The House Armed Services Committee on Monday released its roughly $895 billion draft version of the next defense policy bill, to include authorizing $849.8 billion for the Pentagon, adhering to the one percent spending cap from last year’s debt limit deal.
HASC Chair Mike Rogers (R-Ala.) had signaled his panel would put forth a National Defense Authorization Act for fiscal year 2025 that supported a topline at the “hand dealt to us” by last year’s Fiscal Responsibility Act
and put forth in the Pentagon’s budget request, while efforts to boost funding levels are likely to follow in the committee’s upcoming markup.
“The one percent increase it proposes is entirely inadequate. It’s actually a two percent cut when you factor in inflation. But this is the hand dealt to us by the Fiscal Responsibility Act. As we move into markup of the FY ‘25 NDAA, we will play the hand dealt to us. But we all need to understand the risk to our national security that this level of investment presents,” Rogers said during an April 30 HASC hearing.
The annual NDAA, which is set to be considered by HASC before the end of May, sets policies and directives while congressional appropriators will ultimately set final funding levels.
The draft chairman’s mark HASC’s FY ‘25 NDAA authorizes $163.45 billion for defense procurement, down slightly from $166.38 billion in the budget request.
For research and development, HASC’s draft of the NDAA supports $143.27 billion, a slight uptick from the $143.16 billion the Pentagon’s budget submission.
Last year’s debt limit deal and the Fiscal Responsibility Act locked in a one percent increase in FY ‘25 for defense and non-defense toplines.
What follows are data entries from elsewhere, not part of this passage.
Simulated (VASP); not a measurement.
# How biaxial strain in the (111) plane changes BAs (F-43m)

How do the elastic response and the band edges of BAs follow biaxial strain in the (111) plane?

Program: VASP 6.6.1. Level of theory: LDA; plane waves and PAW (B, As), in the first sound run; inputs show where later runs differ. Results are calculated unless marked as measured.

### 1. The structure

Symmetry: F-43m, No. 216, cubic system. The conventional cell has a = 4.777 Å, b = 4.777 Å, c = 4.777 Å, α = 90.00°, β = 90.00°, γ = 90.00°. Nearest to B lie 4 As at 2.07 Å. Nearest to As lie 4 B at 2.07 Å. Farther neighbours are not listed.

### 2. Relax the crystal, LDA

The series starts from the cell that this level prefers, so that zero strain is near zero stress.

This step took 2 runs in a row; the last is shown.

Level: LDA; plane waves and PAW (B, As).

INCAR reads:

The Pentagon in March rolled out its $849.8 billion FY ‘25 budget submission, with the topline adhering to the spending cap, while department officials noted that figure is about $10 billion below the originally projected topline (Defense Daily, March 11).
“We must restore American deterrence, but to do so we need a budget that will enable us to do that. We need a budget that supports the rapid modernization of our military, a budget that fully funds readiness to ensure we can fight tonight and a budget that will improve the quality of life of our service members so we can recruit and retain the most lethal fighting force on the planet. Unfortunately, this budget [request] doesn’t achieve those goals,” Rogers said during the April 30 hearing.
Sen. Jon Tester (D-Mont.), the Senate’s top defense appropriator, said last week the Pentagon will require a “bigger number” for its FY ‘25 topline than the nearly $850 billion requested and cautioned the imposed spending cap could hinder modernization efforts (Defense Daily, May 8).
“The [Senate Appropriations Defense Subcommittee] Ranking Member [Susan] Collins (R-Maine) and myself think we need a bigger number. And the reason for that, and you know this better than I, is because if we’re going to invest in future technologies, this number has to be bigger,” Tester, the panel’s chair, said during a hearing.
Defense Secretary Lloyd Austin told Senate appropriators last week the budget constraints led the department to make “tough decisions,” to include focusing on modernization efforts that could produce near-term results over projects that may not come to fruition until the 2030s.
“To meet the [spending] caps approved by Congress, we had to make some tough but responsible choices, and we prioritized near-term readiness…We decided not to invest in some modernization that would not deliver results before 2030 and we invested in our people and our families,” Austin said during the hearing. “Because we did accept some risk in modernization for the outyears, we’ll need to have a growth in the topline in the outyears to ensure that we can recapture some of the things that we weren’t able to get into this budget.”